The future of automotive travel, experts say, may soon move away from the all-gasoline or diesel powered engines that have run cars and trucks for most of the past century. What's evolving, and already on the market by some manufacturers, is a new breed of hybrid vehicles that use both gas-powered and electric motors to almost triple their fuel efficiency to as much as 80 miles-per-gallon.

The cars themselves are also incorporating more electronic technologies instead of the belts and carburetors of the past - and helping this minor revolution to proceed is the sophisticated Motor Systems Resource Facility at OSU, which is already working with one of the world's largest automotive manufacturers.

"Some people thought that the next generation of automobiles would be all-electric," said Alan Wallace, a professor of electrical and computer engineering at OSU. "But gasoline is what's available, it's easily portable and the energy stored in a gallon of gas is incredible. So the goal of the new technology is to take those advantages and make gas-powered automobiles far more efficient than ever before."

This can be done, Wallace said, by having new types of generators, batteries, electric motors and traditional gas engines all working together to keep energy use down to a minimum while still providing the variable power needed for driving - which may range from coasting down a city street to pulling a trailer up the side of a mountain.

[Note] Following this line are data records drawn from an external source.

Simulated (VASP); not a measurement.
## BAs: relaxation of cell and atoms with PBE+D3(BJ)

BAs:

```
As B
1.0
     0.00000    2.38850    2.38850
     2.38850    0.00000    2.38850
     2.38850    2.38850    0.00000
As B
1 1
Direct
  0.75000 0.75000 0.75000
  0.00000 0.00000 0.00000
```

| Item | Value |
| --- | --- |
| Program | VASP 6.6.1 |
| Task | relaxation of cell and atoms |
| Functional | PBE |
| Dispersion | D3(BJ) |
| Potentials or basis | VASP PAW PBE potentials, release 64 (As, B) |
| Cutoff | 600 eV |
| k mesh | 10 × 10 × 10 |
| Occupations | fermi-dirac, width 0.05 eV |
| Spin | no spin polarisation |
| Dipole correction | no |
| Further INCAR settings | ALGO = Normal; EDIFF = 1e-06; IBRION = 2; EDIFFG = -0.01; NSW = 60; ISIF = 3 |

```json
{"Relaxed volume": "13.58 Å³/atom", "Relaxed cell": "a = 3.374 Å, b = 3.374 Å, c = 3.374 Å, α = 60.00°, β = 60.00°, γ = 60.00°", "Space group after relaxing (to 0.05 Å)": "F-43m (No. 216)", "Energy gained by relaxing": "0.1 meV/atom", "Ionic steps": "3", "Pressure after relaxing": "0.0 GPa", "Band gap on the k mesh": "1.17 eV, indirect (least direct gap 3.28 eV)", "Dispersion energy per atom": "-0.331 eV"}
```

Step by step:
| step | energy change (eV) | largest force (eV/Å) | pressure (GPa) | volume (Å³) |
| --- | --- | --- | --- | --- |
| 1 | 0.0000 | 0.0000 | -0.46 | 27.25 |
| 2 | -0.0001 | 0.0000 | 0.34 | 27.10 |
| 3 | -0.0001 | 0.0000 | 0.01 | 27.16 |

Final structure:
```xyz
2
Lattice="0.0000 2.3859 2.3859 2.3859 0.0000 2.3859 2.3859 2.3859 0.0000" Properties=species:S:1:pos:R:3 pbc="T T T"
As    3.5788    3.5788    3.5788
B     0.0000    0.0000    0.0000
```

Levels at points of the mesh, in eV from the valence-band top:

According to Wallace and other experts, the real problem with older technology is that gas engines had to be "oversized" to produce the maximum amounts of power needed during peak demands. But 95 percent of the time that large engine is being used at less than its capacity, which is inefficient.

"Gas engines are traditionally only about 30 percent efficient, with much of the energy wasted as heat or not needed for normal driving demands," Wallace said. "But if you can store energy in a battery and then use a 90 percent efficient electric motor to deliver extra power only when it's needed, you enable the use of a much smaller gas engine in the automobile."

That's exactly what the new hybrid cars do, including one manufactured by Honda that just hit the market in the United States. They have small gas engines that are adequate for the task when driving slowly or cruising, and during that time can also run a generator to keep the battery charged up.

Then, when a big hill looms or the car needs to quickly accelerate, a strong electric motor kicks in to give it the extra needed power. And there are still more advantages, not the least of which is called "regenerative braking." Traditional brakes waste power, but with the new systems the process of slowing the car can be used as a way to turn the motor into a generator and re-capture energy.

"This is clearly a trend of our automotive future, and within five to 10 years, I expect a sizeable minority of our cars will use these new technologies," Wallace said.

The process of perfecting that technology is where OSU's $1 million motor and power electronics testing facility comes in, a sophisticated package of high-power equipment and instrumentation developed in 1995.

It was originally funded by the Bonneville Power Administration and the Electric Power Research Institute to take advantage of the university's traditional research strength in this field of study, and now ranks as the largest and most capable university facility of its type in the nation.

The self-supporting laboratory is widely used by industry; can test large motors, their drives and controllers up to 300 horsepower; and has been used on everything from generators for high-power windmills to an innovative permanent magnet coupling system and power quality investigations.

"We can test motors and generators for their compliance to specifications, energy efficiency, performance response and other factors," Wallace said. "That's what we're doing right now with a generator developed by Ford Motor Co., which is now planning the next generation of the new hybrid electric cars. Those tests should soon be complete and Ford officials are very pleased with the progress we've made."

Such tests, Wallace said, are also opening up invaluable educational opportunities for OSU's undergraduate and graduate engineering students, who will soon hit employment markets with an unusually high level of skills and real-world experience in some of the most innovative technologies used in several major industries.

"Employers are always on the lookout for graduates who have industry-relevant experience and the activities in our lab provide just that," Wallace said.

The costs for the new hybrid vehicles are presently somewhat higher than cars produced with conventional gasoline engines, experts say, but they will probably come down with mass production and are already competitive with traditional cars when the fuel savings are considered.

OSU's involvement with these technologies may continue to expand in the future as this aspect of the automotive industry grows in importance, Wallace said.